Let $X$ be a set. Recall that an $U\subseteq {\cal P}(X)$ is upwards-closed if $A\in U, A\subseteq B \Rightarrow B\in U$ for any $A,B \subseteq X$. I'll write "ucs" as a shorthand for upwards-closed set.
Clearly, an ucs on $X$ contains $\emptyset$ iff it coincides with the whole of ${\cal P}(X)$ ; in this case, or if it is empty, I call it degenerate.
For any $Y \subseteq {\cal P}(X)$, define $${\cal T}(Y)=\lbrace Z \subseteq X \ | \ \forall y\in Y, Z \cap y \neq \emptyset\rbrace \tag{1}$$
(the so-called "transversals" on $Y$). This is clearly an ucs on $X$, and it is nondegenerate as soon as $\emptyset\not\in Y$ and $Y\neq \emptyset$.

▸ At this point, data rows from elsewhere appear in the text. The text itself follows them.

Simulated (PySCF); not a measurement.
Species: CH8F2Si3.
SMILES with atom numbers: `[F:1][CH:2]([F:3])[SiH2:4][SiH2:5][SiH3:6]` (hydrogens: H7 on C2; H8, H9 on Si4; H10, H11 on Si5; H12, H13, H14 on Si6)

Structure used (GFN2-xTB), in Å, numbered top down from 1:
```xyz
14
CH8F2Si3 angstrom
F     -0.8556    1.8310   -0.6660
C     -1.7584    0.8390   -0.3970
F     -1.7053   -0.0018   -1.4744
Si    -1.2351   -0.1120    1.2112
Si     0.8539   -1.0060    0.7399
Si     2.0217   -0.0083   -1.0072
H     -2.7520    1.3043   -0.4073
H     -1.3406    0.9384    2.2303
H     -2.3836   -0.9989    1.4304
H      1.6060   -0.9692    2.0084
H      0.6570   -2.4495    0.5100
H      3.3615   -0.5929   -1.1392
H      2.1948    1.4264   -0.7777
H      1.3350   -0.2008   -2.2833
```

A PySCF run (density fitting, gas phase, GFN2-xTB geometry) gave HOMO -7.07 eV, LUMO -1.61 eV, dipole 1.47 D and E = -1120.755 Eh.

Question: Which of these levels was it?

My question : Can one show in ZFC that ${\cal T}({\cal T}(U))=U$ for any nondegenerate ucs $U$ (or find a counterexample) ? Can one show it in ZF ?
My thoughts : There is a dual construction to (1) : for $F\subseteq {\cal P}(X)$, let $${\cal U}_X(F)=\lbrace Z \subseteq X \ | \ \exists f\in F, f \subseteq Z\rbrace\tag{2}$$ This is clearly an ucs on $X$.
I say that $U$ is "finitely generated" when it is of the form ${\cal U}_X(F)$ for a finite $F\subseteq {\cal P}(X)$. In that case, the study of ${\cal T}(U)$ reduces to the computation of transversals over a finite set. Indeed, write $F=\lbrace F_1,F_2,\ldots,F_r \rbrace$ where $F_i \subseteq X$. Then there are disjoint subsets $G_1,G_2,\ldots,G_s$ (with $s\leq 2^r$) of $X$ such that each $F_i$ is a finite union of $G_j$'s', say $F_i=\bigcup_{j\in H_i} G_j$ where $H_i \subseteq \lbrace 1,2,\ldots, s \rbrace$. Let $X'=\lbrace 1,2,\ldots, s \rbrace$ and let $I'$ be the ideal on $X'$ defined by $U'={\cal U}_{X'}(\lbrace H_1,H_2,\ldots,H_r\rbrace)$. Then, it is easy to check that
$$ {\cal T}(U)={\cal U}(L) $$
where
$$ L=\bigg\lbrace \bigcup_{j\in U} G_j \bigg| U \in I' \bigg\rbrace $$
So if the result is true when $X$ is finite, it will automatically follow for finitely generated upward-closed sets.
Update 09/08/2019 : A concrete example : if $X=\lbrace 1,2,3,4,5,6 \rbrace $ and $$ U={\cal U}_X(\lbrace \lbrace 1,2,3 \rbrace, \lbrace 3,4,5 \rbrace, \lbrace 1,5,6 \rbrace \rbrace)$$
then
$$ {\cal T}(U)={\cal U}_X(\lbrace \lbrace 1,3 \rbrace, \lbrace 1,4 \rbrace, \lbrace 1,5 \rbrace, \lbrace 2,5 \rbrace, \lbrace 3,5 \rbrace, \lbrace 3,6 \rbrace, \lbrace 2,4,6 \rbrace \rbrace)$$
In any similar example where $X$ is finite, the identity ${\cal T}({\cal T}(U))=U$ is readily verified, but I was unable to construct a general proof.
Yes, I even was an opponent of a PhD thesis"Algebraic and topological structures on the superextensions" by Volodymyr Gavrylkiv (English abstract starts at p. 17). Proposition 3.6.1 of the thesis is stated for topological spaces and directly implies the positive answer for a finite set $X$, considered as a topological space endowed with a discrete topology. But its proof also can be simplified to obtain a positive answer for the case of (not necessarily finite) sets as follows.
Let $U$ be a non-degenerate ucs of subsets of a set $X$. Clearly, $U\subset {\cal T}({\cal T}(U))$. On the other hand, assume that there exists a set $F\in {\cal T}({\cal T}(U))\setminus U$. Since $F\not\in U$, $X\setminus F\in {\cal T}(U)$. But $F\in {\cal T}({\cal T}(U))$, so $F\cap (X\setminus F)\ne\varnothing$, a contradiction.